/M2T-Segmentation

[NCA] Official implementation of the paper Motion2Language, Unsupervised learning of synchronized semantic motion segmentation

Primary LanguagePythonMIT LicenseMIT

Description

Official implementation of our paper for synchronized motion to text generation:

Motion2Language, unsupervised learning of synchronized semantic motion segmentation

arxiv web Journal License

  • In this project, we introduce synchronized captioning of 3D human motion.

  • This work aims to present first experiments for progressive text generation in synchronization with motion action times.

KIT-ML
GIF 1 GIF 2 GIF 3
HumanML3D
GIF 4 GIF 5 GIF 6

If you find this code useful in your work, please cite:

@article{radouane23motion2language,
   author={Radouane, Karim and Tchechmedjiev, Andon and Lagarde, Julien and Ranwez, Sylvie},
   title={Motion2language, unsupervised learning of synchronized semantic motion segmentation},
   journal={Neural Computing and Applications},
   ISSN={1433-3058},
   url={http://dx.doi.org/10.1007/s00521-023-09227-z},
   DOI={10.1007/s00521-023-09227-z},
   publisher={Springer Science and Business Media LLC},
   year={2023},
   month=dec}

Installation

conda env create -f environment.yaml
conda activate raypy310
python -m spacy download en-core-web-sm

Preprocess dataset

  • Original KIT version

You can find the pre-processed version of this dataset here Pre-processed KIT-ML. Next, you can set the directories of each file in 'path_txt' and 'path_motion' variables of evaluate_m2l.py file.

If you use the KIT Motion-Language dataset, please cite the following paper : Original KIT

  • Augmented KIT-ML version and HumanML3D

You can download both datasets following the steps at this repository Augmented datasets.

In this case you need to perform these pre-processing steps for text corrections and motion normalization.

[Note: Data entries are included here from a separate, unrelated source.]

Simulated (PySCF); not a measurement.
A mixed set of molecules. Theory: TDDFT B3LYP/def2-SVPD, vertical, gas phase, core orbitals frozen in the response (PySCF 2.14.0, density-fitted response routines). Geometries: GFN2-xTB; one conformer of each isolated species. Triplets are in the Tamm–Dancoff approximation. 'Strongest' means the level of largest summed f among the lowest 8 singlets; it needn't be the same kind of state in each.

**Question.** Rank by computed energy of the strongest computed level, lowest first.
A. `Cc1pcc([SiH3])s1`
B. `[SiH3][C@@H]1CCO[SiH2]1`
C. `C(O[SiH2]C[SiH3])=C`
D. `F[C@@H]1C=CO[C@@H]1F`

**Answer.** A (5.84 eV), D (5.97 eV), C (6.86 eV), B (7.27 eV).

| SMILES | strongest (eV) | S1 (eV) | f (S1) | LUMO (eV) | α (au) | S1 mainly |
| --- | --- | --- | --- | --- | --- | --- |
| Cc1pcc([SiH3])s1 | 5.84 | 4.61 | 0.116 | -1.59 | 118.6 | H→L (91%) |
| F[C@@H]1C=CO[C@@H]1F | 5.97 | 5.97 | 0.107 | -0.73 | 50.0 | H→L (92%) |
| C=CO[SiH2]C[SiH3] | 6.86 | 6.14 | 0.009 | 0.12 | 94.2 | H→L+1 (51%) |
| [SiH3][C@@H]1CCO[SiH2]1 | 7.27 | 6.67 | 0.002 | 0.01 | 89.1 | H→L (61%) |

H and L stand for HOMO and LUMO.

  1. Use the datasets/build_data.py to build the dataset, set the absolute path of the selected dataset in each case.
  2. The step 1 will save a numpy file to the specified path, set this path directory to path variable to dataset class (HumanML3D: datasets/h3d_m2t_dataset_.py or KIT-ML : datasets/kit_m2t_dataset.py ) and run this file.
  3. The step 2 will generate sentences_corrections.csv file, the absolute path of this file define path_txt and numpy file generated at step 1 define path_motion.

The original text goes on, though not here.